Only 18 of Scotland’s 32 local authorities were able to provide data to the investigation on the number of incidents of physical intervention that had taken place in their schools last year (school year 2017-18).

In total, 2,674 incidents took place across the 18 authorities, but only 13 recorded the number of children who were subject to those interventions.

So based on the authorities that reported both sets of data, an average of 5.86 incidents were recorded for each child that was on the receiving end of such interventions - showing that the same children are being subjected to them time and time again.

The figures suggest that disabled children experienced restraint and seclusion more than their peers, says the report, but poor recording and limited data make it hard to draw conclusions, it adds.

It should be the case, according to Hobbs, that if a child is restrained a number of times in the course of a school year, alarm bells should start ringing. But because statistics are not always collected, such triggers often do not exist.

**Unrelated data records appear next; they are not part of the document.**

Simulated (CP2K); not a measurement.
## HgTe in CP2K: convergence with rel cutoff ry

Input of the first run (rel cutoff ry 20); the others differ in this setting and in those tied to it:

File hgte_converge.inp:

Adamson says his office decided to carry out the investigation after being sent photographs of “injuries alleged to have been sustained at school” by disabled children. They had also heard about children being regularly restrained in front of other children and of “the terrible loss of dignity” for the children restrained and placed in seclusion, “who sometimes become so distressed they soil themselves”.

In the report, a pupil of secondary age describes their experience of being restrained. The child derides school as being “mince” and refers to the “bad teachers”, saying they had hurt him on the floor, made him feel dizzy and had not allowed him to go to the toilet. “It’s not good to pee on the floor and it was wet on my trousers,” the child writes.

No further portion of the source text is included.